But there is nothing automatic about that formula today. Lawrence gets left off the list as more Kansas City venues have been upgraded.
Logan is working on the venue front. As we’ve reported, he recently purchased The Bottleneck bar and music venue on New Hampshire Street to go with his ownership of The Granada and Abe & Jake’s Landing, two other large venues in downtown. The Bottleneck, though, may be the most historic of the venues. It gained a national reputation in the late ’80s and ’90s as an intimate club that could draw big names such as Radiohead, Smashing Pumpkins, Foo Fighters, Mighty Mighty Bosstones, Jewel, Ben Folds Five, Marilyn Manson and others.
Logan is investing new dollars in the venue and is collaborating with Hunt and other promoters to bring new acts there. Logan isn’t asking for any public help to make those types of improvements to the business. Rather, he’s becoming the thought leader behind an idea of using music to boost the overall fortunes of Lawrence.
“Lawrence needs to continue to work to create that identity piece,” said Logan, who is active on the city’s convention and visitors bureau board.
Building that identity is where more funding could help.
“Getting the county, the city, maybe even the state to look at this,” Logan said. “Take a look at all of that and figure out how we can tell folks outside of Lawrence and Douglas County about the cool stuff we have and then get them to stay a night or a weekend.”
Finding such public support, though, may not be easy. The cuts in public funding for the Free State Festival came pretty swiftly as the political winds shifted.
“Leadership changed and that wasn’t the focus of the day,” Logan said. “I think it was a missed opportunity. Maybe the conversation wasn’t framed right. Maybe the impact wasn’t understood.”
Now might be a good time to bring the topic back up, though. Logan notes there is a new city manager in town and there are new faces on the City Commission. He also frequently mentions Douglas County, which hasn’t been a traditional source for live music funding, as a possible partner.
“We have a new city manager and a new county administrator,” Logan said. “I think spring 2020 is a great time to talk about this. Get the champions in the room together and let’s talk about the big picture.”
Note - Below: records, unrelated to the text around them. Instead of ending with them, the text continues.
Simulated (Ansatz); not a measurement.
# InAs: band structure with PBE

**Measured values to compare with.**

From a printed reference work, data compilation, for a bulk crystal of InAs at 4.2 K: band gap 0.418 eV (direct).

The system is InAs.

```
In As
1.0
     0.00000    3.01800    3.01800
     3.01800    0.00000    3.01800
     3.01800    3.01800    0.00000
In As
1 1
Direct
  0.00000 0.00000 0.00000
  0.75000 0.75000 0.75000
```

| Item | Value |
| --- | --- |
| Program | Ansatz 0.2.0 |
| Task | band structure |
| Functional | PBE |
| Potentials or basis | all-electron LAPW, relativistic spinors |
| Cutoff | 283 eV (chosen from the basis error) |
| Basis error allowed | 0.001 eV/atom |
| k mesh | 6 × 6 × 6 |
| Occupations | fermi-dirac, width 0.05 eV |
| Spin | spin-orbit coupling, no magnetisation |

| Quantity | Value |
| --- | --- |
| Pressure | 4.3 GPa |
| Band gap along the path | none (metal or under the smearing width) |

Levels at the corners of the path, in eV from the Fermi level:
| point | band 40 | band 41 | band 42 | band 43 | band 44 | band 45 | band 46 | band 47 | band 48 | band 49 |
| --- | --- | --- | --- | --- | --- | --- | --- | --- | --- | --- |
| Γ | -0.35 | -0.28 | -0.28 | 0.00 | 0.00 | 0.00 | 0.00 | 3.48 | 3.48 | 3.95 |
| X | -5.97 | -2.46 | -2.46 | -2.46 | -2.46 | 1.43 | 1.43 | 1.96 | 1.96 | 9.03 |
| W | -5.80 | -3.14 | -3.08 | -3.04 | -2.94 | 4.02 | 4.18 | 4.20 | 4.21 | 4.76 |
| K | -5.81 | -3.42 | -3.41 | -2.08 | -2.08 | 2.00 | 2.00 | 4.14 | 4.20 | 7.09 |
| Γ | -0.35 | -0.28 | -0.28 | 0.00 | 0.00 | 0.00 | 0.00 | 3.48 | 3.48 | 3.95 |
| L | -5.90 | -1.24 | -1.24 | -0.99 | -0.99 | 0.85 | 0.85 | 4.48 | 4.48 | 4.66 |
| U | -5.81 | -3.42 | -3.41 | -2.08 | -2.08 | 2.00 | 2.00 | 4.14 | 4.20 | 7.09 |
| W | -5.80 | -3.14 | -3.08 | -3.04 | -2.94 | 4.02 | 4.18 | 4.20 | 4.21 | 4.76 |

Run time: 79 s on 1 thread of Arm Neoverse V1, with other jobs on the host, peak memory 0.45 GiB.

Somebody likely will have to paint a broad picture to convince some members of the public that investing money in live music is a good idea. For people who like to see a direct and immediate payoff, the numbers for a single concert or event don’t always produce those results.
Take the $100,000 amount that Hunt mentioned earlier. Organizers would need to throw a really raging concert in order to generate that much in sales tax revenue for the city. The city collects 1.55% of the sales tax charged in Lawrence, with the rest going to the county and the state. That local sales tax is the main way the city would directly recoup its $100,000 investment. (If concertgoers spend the night and drink, there are a couple of other taxes the city would collect.)
The Public Enemy show in 2016 drew about 7,500 people to downtown and cost about $80,000 to produce, organizers said at the time. In order for the city to recoup its investment, those concertgoers each would have needed to spend about $800 for the city to collect its $100,000 in sales taxes, drink taxes and transient guest taxes. The number is back-of-the-cocktail-napkin math, and there are people who will argue there should be multipliers used to account for the idea that every dollar spent in a community generates a certain amount of spin-off dollars. But, I’ve found that math is a difficult sell with the public and some politicians.
Of course, with $100,000, promoters might put on a show quite a bit more impressive than Public Enemy. The crowd might be much larger. And nobody is saying the city has to put up all the money. As Logan mentioned, the state has a motive to expand its tourism base beyond the Flint Hills, cowboys and the great outdoors. Lawrence could be the state’s way to promote a more urban experience.
But where’s the payoff for the public? Logan thinks one payoff could be in repeat business. Logan’s hope is a showcase concert or two might be the thing that causes music lovers to come to Lawrence for five or six smaller shows throughout the year.
At the Granada, he’s done some surveys to measure how much impact his concertgoers have on the economy. He says nearly 53% of all his attendees come from outside of Douglas County. State numbers suggest such concertgoers spend $52 on ancillary items over and above what they pay for a ticket. The amount is much higher if they spend the night. (Well, in a hotel, not a bar booth. You know who you are, and unfortunately the wait staff remembers too.)
But that payoff still may be chump change compared to the broader vision. What local leaders need to figure out is whether music plays any role in Lawrence’s vision as a community. That, of course, assumes that Lawrence leaders can come up with a vision for the community. It has been an elusive task for the past couple of decades.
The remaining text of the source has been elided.